Facilitated discussion will allow attendees to share needs, highlight challenges and successes, and explore what forms of support would most meaningfully strengthen Diamond OA journal publishing. Participants will engage directly with project team members, contributing insights that surveys alone cannot capture and helping guide subsequent analysis and project directions.

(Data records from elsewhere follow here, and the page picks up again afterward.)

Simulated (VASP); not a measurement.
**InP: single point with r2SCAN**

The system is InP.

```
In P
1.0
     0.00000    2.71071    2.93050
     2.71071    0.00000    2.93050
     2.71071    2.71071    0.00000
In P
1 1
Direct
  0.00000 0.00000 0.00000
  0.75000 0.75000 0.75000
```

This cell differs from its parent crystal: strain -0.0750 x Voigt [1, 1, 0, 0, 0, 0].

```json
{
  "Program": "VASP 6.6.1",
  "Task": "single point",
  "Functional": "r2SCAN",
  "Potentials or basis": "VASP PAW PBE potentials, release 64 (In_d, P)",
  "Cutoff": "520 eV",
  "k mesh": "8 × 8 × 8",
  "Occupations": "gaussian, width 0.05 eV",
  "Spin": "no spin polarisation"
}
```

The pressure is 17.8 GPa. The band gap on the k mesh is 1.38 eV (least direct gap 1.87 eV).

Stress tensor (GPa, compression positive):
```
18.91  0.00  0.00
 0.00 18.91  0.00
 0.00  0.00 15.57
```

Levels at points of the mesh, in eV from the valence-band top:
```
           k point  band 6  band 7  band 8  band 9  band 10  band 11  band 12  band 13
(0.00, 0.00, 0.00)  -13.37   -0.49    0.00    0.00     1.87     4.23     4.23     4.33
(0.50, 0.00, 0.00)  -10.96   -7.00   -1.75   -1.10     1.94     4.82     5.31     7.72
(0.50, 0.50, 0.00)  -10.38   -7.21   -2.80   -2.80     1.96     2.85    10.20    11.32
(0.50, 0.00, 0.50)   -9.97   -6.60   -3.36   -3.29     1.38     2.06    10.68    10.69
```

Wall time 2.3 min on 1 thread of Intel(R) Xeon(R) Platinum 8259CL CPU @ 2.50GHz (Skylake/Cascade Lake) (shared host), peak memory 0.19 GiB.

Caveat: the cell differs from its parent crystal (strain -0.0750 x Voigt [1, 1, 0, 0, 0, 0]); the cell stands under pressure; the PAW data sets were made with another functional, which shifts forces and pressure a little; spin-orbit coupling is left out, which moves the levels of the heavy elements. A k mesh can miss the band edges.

Wednesday June 17, 2026 1:15pm - 2:15pm PDT
North Ballroom

2:30pm PDT

Altered State Publishing: Workshop on Designing Workflows for Alternative Publishing
Wednesday June 17, 2026 2:30pm - 3:30pm PDT
Library publishers have developed robust workflows for digital journals and open educational resources (OER). Yet, the vast majority of our physical collections remain static, “finished” products of a traditional, often exclusionary canon. While critical pedagogy encourages students to “remix” and “intervene” in these texts, libraries lack the publishing infrastructure to legitimize and preserve these physical interventions.
This workshop proposes a new model: “Guerilla Publishing.” In this model, libraries do not just host finished books; they act as platforms for student-authored “tipped-in” pages, marginalia, and physical inserts that critique or expand the existing collection, utilizing weeded, discarded, or non-library books. Since this model challenges standard library operations, this session functions as a design charrette. Participants will work collaboratively to blueprint the infrastructure required to turn “student projects” into a “published record.”
We will allow attendees to self select into one of two core operational hurdles to engage with:
1. The Policy Layer: How do we distinguish between “defacement” and “enrichment”? We will draft a “Statement of Participatory Stewardship.”
2. The Metadata Layer: How can cataloging workflows be adapted (e.g., local notes, 590 fields, linked digital surrogates) to make ephemeral student contributions discoverable?
Participants will leave with a collaborative “Guerilla Publishing Toolkit”—a draft framework for managing student-authored physical interventions in their own libraries. This session bridges the gap between critical library instruction and the operational realities of library publishing.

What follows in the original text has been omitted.